Edmond Terakopian/AFP/Getty Images
Former Mayor of New York and Republican presidential candidate Rudolph Giuliani takes questions from Celia Sandys, granddaughter of former British Prime Minister Winston Churchill, during a visit to London on Wednesday.
Former Mayor of New York and Republican presidential candidate Rudolph Giuliani takes questions from Celia Sandys, granddaughter of former British Prime Minister Winston Churchill, during a visit to London on Wednesday. Edmond Terakopian/AFP/Getty Images
Former New York City mayor and presidential candidate Rudolph Giuliani addresses the National Rifle Association on Friday. The Republican frontrunner says he has always been in favor of a state-by-state approach to gun control, but some people say that is not so.
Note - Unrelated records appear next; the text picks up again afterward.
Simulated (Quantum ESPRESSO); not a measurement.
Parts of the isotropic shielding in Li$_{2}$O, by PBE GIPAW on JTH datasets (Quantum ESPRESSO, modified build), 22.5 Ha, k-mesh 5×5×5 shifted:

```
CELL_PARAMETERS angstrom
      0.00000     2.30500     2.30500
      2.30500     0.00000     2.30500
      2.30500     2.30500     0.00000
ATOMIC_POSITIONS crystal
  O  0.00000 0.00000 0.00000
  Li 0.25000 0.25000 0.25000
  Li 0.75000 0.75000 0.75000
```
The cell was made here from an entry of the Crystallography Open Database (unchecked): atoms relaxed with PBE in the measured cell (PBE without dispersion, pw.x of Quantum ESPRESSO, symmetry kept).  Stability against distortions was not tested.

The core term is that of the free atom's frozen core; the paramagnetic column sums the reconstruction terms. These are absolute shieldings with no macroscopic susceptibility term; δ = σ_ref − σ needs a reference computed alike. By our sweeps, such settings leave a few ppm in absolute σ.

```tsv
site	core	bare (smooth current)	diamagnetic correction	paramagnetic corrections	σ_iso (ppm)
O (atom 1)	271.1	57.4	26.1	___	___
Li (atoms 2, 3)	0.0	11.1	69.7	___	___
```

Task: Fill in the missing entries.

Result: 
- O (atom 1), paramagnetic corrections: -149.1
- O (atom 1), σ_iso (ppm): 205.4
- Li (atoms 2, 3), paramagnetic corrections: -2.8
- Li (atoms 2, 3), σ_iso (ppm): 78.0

On Jan. 1, 1994, Giuliani, the steely former prosecutor, was sworn in as mayor of New York City. For the first time in a quarter century, the crime weary city had a Republican mayor.
When Giuliani gave his state of the city address later that month, he served up tough talk leavened with the kind of proposal a liberal could love.
"National registration of guns is critically important for us in starting to get a handle on what goes on outside of New York," he said at the time.
It is a position he never left during the eight years he was mayor.
In 1997, a gunman killed a tourist and wounded six others on the observation deck of the Empire State Building with a semi-automatic weapon purchased in Florida. Giuliani quickly convened a news conference. He singled out Florida for having "one of the loosest and least effective gun control laws in the country."
During the Feb. 24, 1997, news conference Giuliani said, "There should be a national licensing law. The laws in New York should be the uniform laws of the rest of the country."
In a town hall discussion in May 2000, Giuliani said he had never wavered on gun control since his days as an assistant U.S. attorney in Ronald Reagan's Justice Department.
"I'd like to see it go further," he said at the time. "I've favored the waiting period. I've strongly lobbied for it. I think I'm one of many reasons why it got passed in the first place because a Republican mayor was willing to go around the country supporting it."
It was not just that Giuliani was embracing a position the NRA loathed. In 1995, on the Charlie Rose show, he directly took on the gun-rights group for opposing an assault weapons ban.
"The NRA, for some reason, I think goes way overboard. It's almost what the extremists on the other side do. I think the extremists on the left and the extremists on the right have essentially the same tactic," he told Rose.
His willingness to distance himself from the national Republican Party was one of the reasons he was re-elected in largely Democratic New York City.
But now he is running in a different election, with a different base, and his statements have a different focus.
At a candidate debate in New Hampshire, Giuliani was asked if college students should be allowed to carry weapons.
"I think states have a right to decide that. I mean, states have a right to decide their gun laws," Giuliani said.
The Giuliani campaign deflects questions about whether his views on guns have changed by pointing out that he ran a city that saw a 66 percent cut in the murder rate while he was mayor.
And, while his past comments may not please some NRA members, the best the campaign can hope for is that his current position may ease any serious opposition.